Maine's electric utilities do not generate electricity, they focus instead on delivery. Electric power supply is priced under the forces of competition. There is a wholesale market in New England and throughout the Northeast, and many suppliers who operate in that market obtained licenses from the Maine PUC in order to sell power at retail in the state. Many of Maine's large industrial and commercial providers buy their own power. For the most part, however, Maine's residential customers' supply comes through the standard offer.
Residential and small commercial customers are now seeing competitive retail supply offers from a variety of companies. We offer the following information to help customers understand this market and decide how to proceed.
Remember, customers who make no choice will continue to receive standard offer service. For those customers who choose to go with a competitive option, they need only make arrangements with their new supplier who will then work with the utility to make the switch, and the new service be put in place around the time of the utility's next monthly billing cycle.

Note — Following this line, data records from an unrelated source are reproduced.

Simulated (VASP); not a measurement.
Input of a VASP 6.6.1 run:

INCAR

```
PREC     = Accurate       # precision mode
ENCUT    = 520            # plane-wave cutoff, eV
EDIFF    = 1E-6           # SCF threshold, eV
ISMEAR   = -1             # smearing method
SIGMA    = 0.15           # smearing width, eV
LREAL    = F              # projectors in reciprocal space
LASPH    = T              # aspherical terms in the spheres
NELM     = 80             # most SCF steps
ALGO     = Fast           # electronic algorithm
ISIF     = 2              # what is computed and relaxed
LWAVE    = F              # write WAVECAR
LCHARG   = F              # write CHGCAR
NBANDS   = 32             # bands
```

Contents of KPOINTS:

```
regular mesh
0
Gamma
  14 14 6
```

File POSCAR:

Six Things to Consider When Choosing a Supplier
If you are considering choosing a competitive electricity provider (CEP) for your electricity needs, here are six things you’ll need to know.
- The Standard Offer price. Taking electricity service from a CEP will only save you money if its price is lower than the standard offer price. Determined by competitive auction, it changes March first of every year (in CMP and Bangor Hydro areas), with changes typically announced three months in advance. You can find the current Standard Offer price in the chart below. It is also posted on the PUC’s website: http://www.maine.gov/mpuc/electricity/standard_offer_rates/index.html
- The price offered by a CEP. This is the price you’ll compare to the Standard Offer.
- Whether the price fixed or variable. If the price is variable it may offer savings now, but could change to a higher price in future months.
- The term of the contract. If the price is fixed, find out for how long, so you know if the term will last beyond the next standard offer price change (March 1 of every year).
- Termination Fee. Some CEPs with fixed term offerings will seek an early termination fee if you move back to standard offer or to another CEP before the fixed term expires. Make sure you know what this fee is before signing up.
- Your rights. CEPs are subject to some oversight by the Public Utilities Commission, which has established rules to protect consumers. CEPs are required to provide you with their Terms of Service before enrolling you, and you may opt out of any agreement within 5 days of signing up. CEPs must notify you of an automatic renewal, or any switch to a variable term at the end of a fixed term.
This table lists CEP offerings as of November 7, 2013. Prices can change without notice, so we strongly urge you to go to the website or call the CEPs to confirm before signing up.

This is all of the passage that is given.